New Delhi, India - The Delhi High Court has dismissed a petition challenging the Tibetan origin of the 17th Karmapa, head of Kagyu sect of Buddhism and alleging that he has been sent by China to "annex" Sikkim and Arunachal Pradesh.
Justice Manmohan Singh has dismissed the petition filed by Shree Narayan Singh, a Buddhist, and said, "I am of the considered opinion that this court has no jurisdiction to intervene in the present matter as the same is a matter of policy as it is not against any statute or constitution".
Filing the petition through counsel Surat Singh, the petitioner alleged that Urgyen Trinlay Dorje, the 17th Karmapa, is not of Tibetan origin and "he allegedly escaped to India from China and claimed to be the 17th Karmapa of the Kagyu school of Tibetan Buddhism".

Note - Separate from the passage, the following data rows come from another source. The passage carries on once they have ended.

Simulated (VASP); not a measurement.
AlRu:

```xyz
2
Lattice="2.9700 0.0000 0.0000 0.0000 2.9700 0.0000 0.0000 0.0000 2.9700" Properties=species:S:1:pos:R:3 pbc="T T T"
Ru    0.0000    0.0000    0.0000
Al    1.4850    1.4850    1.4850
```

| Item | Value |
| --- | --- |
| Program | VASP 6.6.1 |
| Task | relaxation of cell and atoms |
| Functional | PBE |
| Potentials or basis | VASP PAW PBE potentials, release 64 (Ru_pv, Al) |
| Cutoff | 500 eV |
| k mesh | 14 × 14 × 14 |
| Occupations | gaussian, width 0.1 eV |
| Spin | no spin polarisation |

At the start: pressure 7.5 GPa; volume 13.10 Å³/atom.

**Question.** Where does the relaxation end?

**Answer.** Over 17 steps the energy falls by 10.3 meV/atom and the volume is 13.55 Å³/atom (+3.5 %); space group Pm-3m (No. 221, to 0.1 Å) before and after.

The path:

The Court also rejected Singh's argument that the Karmapa is in India to collect the Black Vajra Crown and other religious objects from the Rumtak Monastery to carry them back to the Tibetan Autonomous Region in China.
The court rejected the petitioner's claim that he has the proof that "Karmapa has been intentionally placed by the People's Republic of China in keeping with China's larger scheme of secession of Sikkim and Arunachal Pradesh and eventually, annexation of the entire Himalayas region".
Dorje was officially recognised as 17th Karmapa, head of the sect, by Tibetan spiritual leader the Dalai Lama in 1992 and in 2001, the Government of India had granted refugee status to him. He is presently based in Dharamshala in Himachal Pradesh.